By moving on from their veterans and bringing in some intriguing young players with high-end upside in Wendell Carter Jr. and R.J. Hampton, the Magic have finally chosen a path that seems to align with their roster.
Last week against the Lakers, I watched the Magic roll out possibly the worst spaced line-up of the year in the association; Michael Carter-Williams/James Ennis/R.J. Hampton/Khem Birch/Wendell Carter Jr. with Ennis the only shooter above league-average at 45% (albeit on low volume), the next best shooter? R.J. Hampton who’s shooting a crisp 27.6% on the year.
And yet, I feel better about the future of the Magic today than I did before the trade deadline.
Every time I watch Chuma Okeke play basketball, I grow more emphatically optimistic about his future. Chuma’s ascension up the ballhandling and shot creation food chain in Orlando over the past month has become almost ritualistic viewing at this point. Each game, he flashes something new that sparks curiosity.
I began to expect plays like this from Okeke roughly two weeks into the Magic’s season.
Now he’s starting to pull out late shot clock self-creation.
And the floor vision that’s been apparent all year is getting utilized more in the half court (the two man game between Chuma and Wendell Carter Jr. is budding).
I don’t have a definitive guess or prediction on what Chuma can be, but his uptick in on-ball reps and creation opportunities this season will be significant for his development. It sounds cliche, but he quite literally is growing more comfortable as his skillset blossoms.
To give a frame of reference: Per tracking data, Okeke ran a grand total of 2 pick and roll possessions as the ballhandler in 58 games at Auburn. He’s run 14 just in the past 6 games since the trade deadline. Each possession is another high-level rep for Chuma to experiment and learn on the fly. It’s not just the ballhandling, as Okeke’s overall usage and scoring load have increased immensely over the past month.
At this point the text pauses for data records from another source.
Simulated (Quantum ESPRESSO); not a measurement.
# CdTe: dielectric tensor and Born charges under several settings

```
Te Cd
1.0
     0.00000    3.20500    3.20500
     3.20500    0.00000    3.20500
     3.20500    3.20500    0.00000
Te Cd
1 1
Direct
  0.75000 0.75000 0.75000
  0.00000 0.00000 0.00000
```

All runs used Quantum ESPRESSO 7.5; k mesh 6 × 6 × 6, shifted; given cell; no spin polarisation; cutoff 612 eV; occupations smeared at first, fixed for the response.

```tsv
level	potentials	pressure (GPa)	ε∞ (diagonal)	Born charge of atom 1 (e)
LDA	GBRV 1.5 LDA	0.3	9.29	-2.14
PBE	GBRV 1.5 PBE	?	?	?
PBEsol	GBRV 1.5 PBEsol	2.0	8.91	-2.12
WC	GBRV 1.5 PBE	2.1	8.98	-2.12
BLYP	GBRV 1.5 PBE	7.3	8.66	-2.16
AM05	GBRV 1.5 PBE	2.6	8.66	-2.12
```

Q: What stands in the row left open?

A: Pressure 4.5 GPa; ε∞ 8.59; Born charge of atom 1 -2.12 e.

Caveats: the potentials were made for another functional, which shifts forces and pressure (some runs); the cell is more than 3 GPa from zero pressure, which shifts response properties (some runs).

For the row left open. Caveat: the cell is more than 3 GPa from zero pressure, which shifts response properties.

|Statistic/Metric||Since March 12th (13 games)||Since March 26th (6 games)|
|Minutes Per Game||26.6||33.5|
|Per Game Averages||10.6/4.7/2.4||16.2/6.3/3.5|
|FGA per game||8.7||13|
|Shooting Splits||46/37.5(3.7 pg)/94||48.7/38.5(4.3 pg)/100|
|Assist to Usage||.87 (82nd %ile)||.83 (80th %ile)|
|Assist to TO Ratio||2.4 : 1.1||3.5 : 1.5|
While it’s certainly a small sample size, Okeke has only played in 34 NBA games after missing what would have been his rookie year. His offense is burgeoning, and if you haven’t seen Orlando play, I can assure you, the defense is here.
I am incredibly intrigued by what he and Jonathan Isaac look like together. As mentioned on the Premium Hoops Podcast today with Beyond the RK, it’s hard to imagine a better defensive tandem manning the starting forward spots. Okeke is already well on his way to becoming an elite point of attack defender, while flashing great instincts in help and some occasional weakside rim protection.
It is rare for a player of Okeke’s size to not only be able to fight through and over screens, but to also have the tenacity he does at the POA.
As his footwork improves on the perimeter, he’ll only improve; He’s got remarkably quick feet, but has a slight tendency to get them going to fast in the wrong direction and can get caught like he does by James Johnson here every now and again.
Okeke has cemented himself as part of the Magic’s core plans moving forward while also endearing himself to league pass junkies.
Future of the Magic
What’s most intriguing to me about the Magic is that this is the perfect year for them to make this move. One of the most unpredictable seasons in NBA history has led to the opportunity for this team to draft likely high in the lottery. This gives the Magic a swing at drafting a creator/initiator that they’ve desperately been searching for.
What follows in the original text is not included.